Sadly, Bongard's insights did not have much effect on either the AI
world or the PR world, even though in some sense his puzzles provide
a bridge between the two worlds, and suggest a deep interconnection.
However, they certainly had a far-reaching effect on me, in that they
pointed out that perception is far more than the recognition of members
of already-established categories--it involves the spontaneous
manufacture of new categories at arbitrary levels of abstraction. As I
said earlier, this idea suggested in my mind a profound relationship
between perception and analogy-making--indeed, it suggested that
analogy-making is simply an abstract form of perception, and that the
modeling of analogy-making on a computer ought to be based on
models of perception.
A key event in my personal evolution as an AI researcher was a visit I
made to Carnegie-Mellon University's Computer Science Department
in 1976. While there, I had the good fortune to talk with some of the
developers of the Hearsay II program, whose purpose was to be able to
recognize spoken utterances. They had made an elegant movie to
explain their work, which they showed me. The movie began by
graphically conveying the immense difficulty of the task, and then in
clear pictorial terms showed their strategy for dealing with the problem.
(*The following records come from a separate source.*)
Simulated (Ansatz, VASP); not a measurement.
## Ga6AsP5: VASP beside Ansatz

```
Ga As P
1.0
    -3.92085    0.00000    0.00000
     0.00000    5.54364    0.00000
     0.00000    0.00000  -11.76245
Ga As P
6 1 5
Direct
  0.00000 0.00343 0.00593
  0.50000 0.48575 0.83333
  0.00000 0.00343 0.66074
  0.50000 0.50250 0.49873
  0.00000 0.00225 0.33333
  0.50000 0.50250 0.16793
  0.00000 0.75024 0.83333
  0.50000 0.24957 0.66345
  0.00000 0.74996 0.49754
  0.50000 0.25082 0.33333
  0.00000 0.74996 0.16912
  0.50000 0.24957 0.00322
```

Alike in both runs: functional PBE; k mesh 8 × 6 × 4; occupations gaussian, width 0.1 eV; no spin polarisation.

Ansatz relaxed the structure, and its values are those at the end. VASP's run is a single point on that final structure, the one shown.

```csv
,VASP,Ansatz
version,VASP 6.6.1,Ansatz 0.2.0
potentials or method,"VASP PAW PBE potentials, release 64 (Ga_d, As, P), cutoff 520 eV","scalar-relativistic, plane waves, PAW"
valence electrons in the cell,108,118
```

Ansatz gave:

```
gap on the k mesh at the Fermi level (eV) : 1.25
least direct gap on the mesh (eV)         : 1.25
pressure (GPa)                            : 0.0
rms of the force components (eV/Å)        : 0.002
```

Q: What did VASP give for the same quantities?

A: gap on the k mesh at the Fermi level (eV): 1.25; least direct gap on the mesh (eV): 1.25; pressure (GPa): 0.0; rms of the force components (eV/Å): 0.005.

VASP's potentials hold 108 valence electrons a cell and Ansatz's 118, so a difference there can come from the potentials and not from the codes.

The basic idea was to take a raw speech signal--a waveform, in other
words, which could be seen on a screen as a constantly changing
oscilloscope trace--and to produce from it a hierarchy of "translations"
on different levels of abstraction. The first level above the raw
waveform would thus be a segmented waveform, consisting of an
attempt to break the waveform up into a series of nonoverlapping
segments, each of which would hopefully correspond to a single
phoneme in the utterance. The next level above that would be a set of
phonetic labels attached to each segment, which would serve as a
bridge to the next level up, namely a phonemic hypothesis as to what
phoneme had actually been uttered, such as "o" or "u" or "d" or "t."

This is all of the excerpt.